At yamamayu, sustainability means a textile practice that continues through the relationship between nature and human hands.

For us, making cloth is not only about using materials well, but also about what remains afterward, how things return, and what can be carried forward to the next generation.


Five Ways We Practice Sustainability

Circularity / Reuse / Tools / Community / Care

Circularity

yamamayu’s textile practice takes place within a cycle where mulberry, plants, silkworms, and daily life meet.
Dye plants and silkworm pupae are returned to the soil as compost, becoming part of the next life cycle.

Circularity: dye plants and pupae returned as compost

Reuse

In weaving, leftover yarns and small remnants inevitably appear.
At yamamayu, we do not let them end as waste. We knot, connect, and transform them into new forms of expression.

Art made from reused leftover yarn

Tools We Continue to Use

In our studio, we continue to use handlooms that require almost no electricity, as well as old power looms that are repaired and maintained over time.
To keep using tools with care, and to pass them on into the future, is also part of circular making.

Treadle loom used with almost no electricity

Community

yamamayu values work that remains rooted in its local place.
Through nature-based programs for schools and early childhood education, and through creating work around floss-silk thread making with senior members of the community, we hope to carry textile culture into the future.

Plant-dye activity connected with the local community

Care and Longevity

Textiles develop their character through long use.
We ask that they be cared for gently—washed by hand with mild detergent, dried in the shade, and stored away from strong light—so they may remain in life for many years.

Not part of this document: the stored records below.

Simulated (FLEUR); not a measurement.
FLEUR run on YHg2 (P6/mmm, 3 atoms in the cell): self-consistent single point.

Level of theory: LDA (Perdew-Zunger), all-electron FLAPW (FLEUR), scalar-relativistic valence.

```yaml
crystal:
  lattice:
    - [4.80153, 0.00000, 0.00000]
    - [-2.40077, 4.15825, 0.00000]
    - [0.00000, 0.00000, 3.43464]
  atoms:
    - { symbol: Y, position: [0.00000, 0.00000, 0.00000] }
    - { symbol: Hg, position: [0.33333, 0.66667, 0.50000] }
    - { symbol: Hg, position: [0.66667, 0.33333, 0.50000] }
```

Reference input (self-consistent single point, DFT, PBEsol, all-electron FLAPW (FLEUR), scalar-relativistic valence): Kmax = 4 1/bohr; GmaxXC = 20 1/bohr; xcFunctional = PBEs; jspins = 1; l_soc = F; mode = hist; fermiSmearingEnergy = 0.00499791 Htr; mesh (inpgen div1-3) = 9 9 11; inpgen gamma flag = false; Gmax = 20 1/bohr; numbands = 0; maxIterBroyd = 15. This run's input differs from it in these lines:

A textile made to be used for a long time

Materials and Process

We work mainly with natural fibers such as cotton, silk, and tensan silk, and choose plant dyes as well as lower-impact synthetic dyes where appropriate.
Traditional methods such as fermented indigo vat dyeing, botanical dyeing, and weaving are respected, while reproducibility and safety are also carefully considered.

Fermented indigo-dyed textile

Repair, Re-dyeing, and Return

To help textiles live longer, we are gradually building a system for taking back worn pieces and re-dyeing them.
In this way, they may take on a new color and return once again to everyday life.


At yamamayu, we do not see cloth as something that is simply made and finished.
We hope to carry it forward as something that lives with nature, grows through use, and continues into the future.